FDS 1/43 Ferrari Turbo 126C2 - 1982

KIT #: 703
PRICE: $34.95 when new in the early 1990s.
DECALS: Two options
REVIEWER: Scott Van Aken
NOTES: Mostly cast metal


The Ferrari 126C was a 1.5 liter turbocarged F.1 car that was used from 1981 through 1984. The arrival of Harvey Postlethwaite led to a total overhaul of the car in time for the 1982 season. The turbo engine was further developed and reliability found, while an all-new chassis and bodywork were designed, featuring Ferrari's first genuine full monocoque chassis with honeycomb aluminum panels for the structure, which made it more similar to its British specialist competitors' cars than any of Ferrari's previous F1 cars had been since 1962. Smaller, nimbler and with vastly improved aerodynamics, the 126C2 handled far better than its predecessor, although due to its heavier weight thanks to the turbo-charged engine made it slower around corners than its rivals. Villeneuve and Pironi posted record times in testing with the new car and began the season with several solid results, even though Pironi had a gigantic accident during testing at the Paul Ricard circuit, of which he was lucky to escape alive. The car made its debut at South Africa in January of that year, where both cars retired and at the Long Beach Grand Prix in America 2
+1⁄2 months later, the car was fitted with an unusual configuration of two thin rear wings, each individually as wide as the regulations allowed, but placed side-by-side and staggered fore and aft, making it effectively a single double-wide wing. This was done as a deliberate exploitation of rule loopholes in retaliation for Williams' "water-cooled brakes" exploit at the previous race in Brazil, and to send a political message to the governing body, which was part of the FISA–FOCA wars, which resulted in disqualification for Villeneuve, who finished the race in 3rd. Then came the infamous race at San Marino after which Villeneuve accused Pironi of having disobeyed team orders. The fallout from the race preceded Villeneuve's death in an horrific accident during qualifying at the next round in Belgium, which left Pironi as team leader. Ferrari did not enter a second car for the next three races, before ultimately drafting in Patrick Tambay to replace Villeneuve. He managed three podium finishes, including a win in Germany, en route to a fifth place in the championship despite only having driven half the season. Pironi himself was nearly killed in Germany in a similar accident as Villeneuve's, putting an end to his motor racing career. Again they did not enter a second car for two races, before bringing in Mario Andretti as Pironi's replacement. The American finished on the podium alongside his teammate in Ferrari's home race. Despite the turbulent season, Ferrari won the constructors' championship that year. The 126C2 was further developed during the season, with new wings and bodywork tried, and the engine's power boosted to 650 bhp (485 kW; 659 PS) in qualifying trim and around 600 bhp (447 kW; 608 PS) in races. An improved chassis was designed and developed mid-season that was introduced for the French Grand Prix that changed the rocker arm front suspension to a more streamlined pull-rod, rising rate suspension. A thinner longitudinal gearbox was also designed and developed to replace the transverse gearbox to promote better undisturbed airflow from the underside of the ground-effects chassis's side-pods.

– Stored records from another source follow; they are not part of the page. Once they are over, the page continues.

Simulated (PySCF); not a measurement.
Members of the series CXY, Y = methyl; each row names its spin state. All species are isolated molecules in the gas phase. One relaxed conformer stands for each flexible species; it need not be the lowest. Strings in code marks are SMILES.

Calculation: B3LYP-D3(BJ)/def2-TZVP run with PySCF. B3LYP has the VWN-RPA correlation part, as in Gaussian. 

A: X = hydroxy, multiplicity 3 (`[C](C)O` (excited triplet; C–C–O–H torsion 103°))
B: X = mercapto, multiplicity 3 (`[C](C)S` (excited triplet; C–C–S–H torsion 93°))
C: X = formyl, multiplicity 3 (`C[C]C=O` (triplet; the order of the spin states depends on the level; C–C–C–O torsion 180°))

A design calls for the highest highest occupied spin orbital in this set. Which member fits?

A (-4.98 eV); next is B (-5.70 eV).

Back in the late 1980s-early 1990s, I bought a lot of 1/43 car kits. Many of them were metal F.1 cars produced by the Italian company FDS. I was often able to find them on sale in local shops as it seems they were not very popular in San Diego, where I lived at the time. This is one of those kits. Retailing at $34.95, I was able to pick it up for $15.00 so it was quite a savings.

FDS kits are all cast metal that include rubber tires and sometimes, a small vacuformed piece for the windscreen. They generally build up well, but do require quite a bit of preparation to remove mold seams and then the wise modeler will do a lot of test fitting. As these kits require either epoxy or super glue, they are not for beginners. This kit in particular as there are a lot of small parts and some of the subassemblies are fairly complex.

You can see this in the exploded view that is provided as a building guide. This sort of instruction sheet is pretty standard with 1/43 car kits. You will notice that there is no color information provided during the build. Unlike earlier kits, this one does include color photos of the completed kit to assist with the build. Nowadays, we have the benefit of the Internet to provide us with images of the real car, something that we didn't have back when I bought this kit. At that time, we had to rely on books to help us out in this regard.

The kit has a decal sheet that is probably going to need some help with a coat of decal film and provides liveries for two drivers. The #27 car of Gilles Villeneuve, and the #28 car of Didier Pironi.


If you can find one of these and feel you have the skills to build an all metal kit, then this would be a good one for you. I can tell you that if all goes well, the end result will be a superb model for your display area.